Thursday, June 08, 2006

Zarqawi is Dead



WND Exclusive
REBUILDING IN THE GULF
Special ops A-Team
helped nail Zarqawi

U.S., British defense chiefs formed
task force to kill him 2 months ago


Posted: June 8, 2006
1:17 p.m. Eastern


© 2006 WorldNetDaily.com


Image of Abu Musab al-Zarqawi in death released by U.S. military
WASHINGTON – When Abu Musab al-Zarqawi, the al-Qaida leader in Iraq, was killed today by 500-pound bombs dropped by two F-16 fighter jets on a house north of Baghdad, it was the result of intelligence information gathered, in part, by an elite task force of international special operations forces formed just a month ago with the express purpose of taking him out.

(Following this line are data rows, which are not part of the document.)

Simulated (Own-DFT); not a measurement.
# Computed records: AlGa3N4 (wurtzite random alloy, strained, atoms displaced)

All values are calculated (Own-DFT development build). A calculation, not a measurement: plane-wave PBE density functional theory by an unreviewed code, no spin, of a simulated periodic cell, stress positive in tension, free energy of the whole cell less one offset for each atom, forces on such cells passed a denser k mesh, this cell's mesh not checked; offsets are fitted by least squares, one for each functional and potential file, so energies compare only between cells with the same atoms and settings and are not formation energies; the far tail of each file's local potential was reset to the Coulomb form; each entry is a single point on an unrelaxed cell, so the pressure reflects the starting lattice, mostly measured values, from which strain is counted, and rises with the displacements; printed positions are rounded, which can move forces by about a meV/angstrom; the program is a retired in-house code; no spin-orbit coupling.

The "A-Team" created for the mission drew on the skills and expertise of U.S. Army Green Berets, "Tier 1" of Britain's Special Air Service and the Israeli Mossad, as reported last month in Joseph Farah's G2 Bulletin, the premium, online intelligence newsletter published by the founder of WND

The decision to form the unit was taken after a top-level conference between U.S. and British defense chiefs in Washington a month ago.

The unit was part of the already-secret Task Force Black run by Britain's MI6 out of coalition forces headquarters in Baghdad. Nicknamed "The Untouchables," it was given a no-holds barred brief in pursuit of Zarqawi in May.

To avoid detection, the team dressed in clothes bought from second-hand stalls in Baghdad's back-street markets. They regularly sprayed themselves with a pungent, sweat-smelling odor known as "souk scent." Each man wore contact lenses that turned their eye color brown or black. The goal was to permit them to look like any other Iraqi peasant as they hunted the most bloodthirsty killer in Iraq.

"The Untouchables" were assured in advance they need fear no investigation into their methods to bring Zarqawi to summary justice.


Abu Musab al-Zarqawi

Though Zarqawi was done in ultimately by massive bombs delivered from high-tech fighters, the unit members were each equipped with L115A-338 sniper rifles that allowed them to kill at 1,000 yards. But the key to the mission was the fact that each made high-risk surveillance operations into normally no-go areas in Iraq.

While officially Israel denies any presence in Iraq, four Mossad assassins were assigned to serve with the unit.

"The Untouchables" also used thermal-imaging equipment to probe the "rat holes" the terror chief used as he flitted around Baghdad and other cities. They also had at their disposal a CIA-operated Predator unmanned aircraft able to provide a real-time video feedback of any area where Zarqawi was spotted.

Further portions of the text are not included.